Google API Leak - Detailed Analysis
What do the leaked Google API docs tell us?
The Google API documentation leak of May 2024 describes different microservices used within the Google Search infrastructure which communicate with each other via protocol buffers. You can think of protocol buffers as an alternative to traditional API calls which are faster and take less space to transfer data. You can think of microservices as small individual pieces, or components, of functionality.
This approach of splitting a large and complex application into multiple small pieces has many benefits. One of them is that many teams can work together on different parts of Google search functionality simultaneously without interfering with each other and consume data coming from different microservices. For example, there may well be teams solely concerned with fighting spam, or trending news, or image search etc.
We can see a lot of examples in the documentation, where several fields are used solely by an individual team, such as the fringe-ranking team, or were introduced specifically for a certain project or initiative, for example the Tundra project.
Can we trust this API leak?
Yes, Google has previously confirmed the leak, but even without the official confirmation, a savvy reader could see a lot of overlap between internal system names and specific details used in this documentation and previous Google leaks. We will get back to deciphering some of these names later in the article.
Which signals does Google use for ranking?
Google teams probably still use most of the fields in the documentation to work on aspects of Google search unless these fields are marked as deprecated.
Enter some text...This deprecated flag must be important. Because this documentation is used by many different teams and most likely by new members on these teams, it’s important to communicate to them that they should not be reliant on any obsolete fields to build new functionality or when experimenting with the data.
On the other hand, we can see an evolution of different approaches to certain metrics. For example, for PageRank, there are many fields like pagerank0, pagerank1, pagerank_ns (nearest seeds), independence rank, etc.
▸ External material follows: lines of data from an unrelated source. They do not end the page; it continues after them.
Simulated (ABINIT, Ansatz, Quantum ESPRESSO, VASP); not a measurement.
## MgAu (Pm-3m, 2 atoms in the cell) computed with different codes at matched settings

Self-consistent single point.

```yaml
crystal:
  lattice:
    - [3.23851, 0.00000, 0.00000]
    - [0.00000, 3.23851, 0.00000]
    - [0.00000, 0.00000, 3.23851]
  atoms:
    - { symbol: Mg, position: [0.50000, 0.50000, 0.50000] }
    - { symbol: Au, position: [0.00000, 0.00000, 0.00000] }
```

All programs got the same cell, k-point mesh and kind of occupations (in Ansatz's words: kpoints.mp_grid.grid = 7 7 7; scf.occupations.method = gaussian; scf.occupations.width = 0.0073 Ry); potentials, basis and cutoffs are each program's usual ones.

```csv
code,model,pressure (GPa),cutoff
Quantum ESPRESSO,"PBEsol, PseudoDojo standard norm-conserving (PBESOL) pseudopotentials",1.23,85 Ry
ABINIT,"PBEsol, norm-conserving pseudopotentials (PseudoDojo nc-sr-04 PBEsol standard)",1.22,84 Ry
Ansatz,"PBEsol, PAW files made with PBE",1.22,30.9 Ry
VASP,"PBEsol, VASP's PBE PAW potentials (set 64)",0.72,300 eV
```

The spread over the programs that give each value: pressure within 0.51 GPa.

Let’s take a look at the module PerDocData. It has the following description:
“Make sure you read the comments in the bottom before you add any new field. NB: As noted in the comments, this protocol buffer is used in both indexing and serving. In mustang serving implementations we only decode perdocdata during the search phase, and so this protocol should only contain data used during search.”
This is interesting. It warns against adding any new fields or information to this protocol buffer. Why would this be? Indexing is the process of storing crawled pages in the search index (when parts of this information are updated), and serving seems to refer here to serving search results. Mustang is a Google internal system responsible for serving. Although this module can be used both during indexing (probably adding new info), and serving (actual search), the documentation warns that “this protocol should only contain data used during search”.
Google is famous for its speed. One hypothesis could be that the initial document result set returned from the inverted index after classic keyword matching (BM25) is then enriched with this PerDocData and passed to the ranking stage. Which means the more data we will add, the slower the overall process could be. That’s why it warns against adding the data during the indexing phase which won’t be used during the search phase or serving. It can lead us to a conclusion that most of the fields in the PerDocData module are used in ranking or are important for ranking.
What are the weights of different ranking factors?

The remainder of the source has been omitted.